Execution of the Thief-Taker General

Britain’s self-styled ‘Thief-Taker General’ was not all he seemed. On 24 May 1725 Jonathan Wild was finally brought to justice.

‘Jonathan Wild pelted by the Mob on his way to Tyburn’, by Valois. Wellcome Collection. Public Domain.

‘As soon as anything is missing, suspected to be stolen’, the British Journal reported wearily in February 1725, ‘the first course we steer is directly to the office of Mr Jonathan Wild.’ That office was in the Old Bailey. Wild himself was the self-styled ‘Thief-catcher General of Great Britain’. And it was true: he delivered dozens of criminals to justice.

The reason for that was simple: Wild had likely also organised the theft. Every Sunday, every species in the gaudy nomenclature of London thievery – clout files, snabblers, glaziers, vulcan coves, and more – gathered at his house. He betrayed those who crossed him.

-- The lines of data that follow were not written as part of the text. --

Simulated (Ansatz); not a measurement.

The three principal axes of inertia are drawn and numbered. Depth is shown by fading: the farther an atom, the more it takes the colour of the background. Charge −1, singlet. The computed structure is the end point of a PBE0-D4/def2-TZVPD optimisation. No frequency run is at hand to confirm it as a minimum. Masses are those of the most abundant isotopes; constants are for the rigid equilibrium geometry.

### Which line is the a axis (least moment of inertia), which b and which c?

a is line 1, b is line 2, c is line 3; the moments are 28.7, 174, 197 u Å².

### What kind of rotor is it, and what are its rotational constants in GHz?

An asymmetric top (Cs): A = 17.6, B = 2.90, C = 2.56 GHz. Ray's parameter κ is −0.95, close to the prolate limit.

But Wild was, among a crowded field, his own worst enemy. ‘In his gay hours, when his heart was open’, one account said, ‘he took pleasure in recounting his past rogueries, and with a great deal of humour, bragged of his biting the world.’ Eventually the world bit back. In 1718 Parliament made it a capital crime to accept a reward for recovering stolen goods without attempting to catch the thief. It became known as the Jonathan Wild Act.

He was hanged on 24 May 1725. The night before he had attempted suicide with laudanum. He was still reportedly ‘almost insensible’ on the gallows. It was just as well: onlookers pelted him with stones until he bled.